A good number of naive recursive functions have exponential complexity, so this is good intuition to keep in mind.

Consider this function:

function fiboR1(n){
  if( n === 0 || n === 1 ){
    return n;
  } else if ( n >=2 ){
    return fiboR1(n-1) + fiboR1(n-1);
  }
}

Okay, so fiboR1 doesn't actually compute the Fibonacci sequence. That doesn't matter. Notice that its asymptotic complexity will be at least that of fiboR. This is because the two recursive calls to fiboR1(n-1) are more expensive than one call to fiboR(n-1) and one call to fiboR(n-2). So let's think about what the complexity of fiboR1 is.

Let's consider an example call to fiboR1(100).

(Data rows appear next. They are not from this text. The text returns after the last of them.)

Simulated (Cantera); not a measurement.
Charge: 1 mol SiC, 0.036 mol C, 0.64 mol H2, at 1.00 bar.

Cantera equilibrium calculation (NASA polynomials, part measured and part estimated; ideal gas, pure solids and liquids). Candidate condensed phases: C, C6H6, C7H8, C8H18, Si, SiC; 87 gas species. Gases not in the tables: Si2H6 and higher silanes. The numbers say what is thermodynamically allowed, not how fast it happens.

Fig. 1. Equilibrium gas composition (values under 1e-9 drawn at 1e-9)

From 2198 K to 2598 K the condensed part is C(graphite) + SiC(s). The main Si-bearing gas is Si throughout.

fiboR1(100) = 2 * fiboR1(99)
            = 4 * fiboR1(98)
            = 8 * fiboR1(97)
            = 16 * fiboR1(96)
            = 32 * fiboR1(95)
            = 64 * fiboR1(94)
            ...

See the pattern now? We have O(2^n) recursive calls to fiboR1, and each call is a constant time branch. So fiboR1 is O(2^n), which means that by extension, fiboR is also O(2^n), as big-O is an upper-bound function.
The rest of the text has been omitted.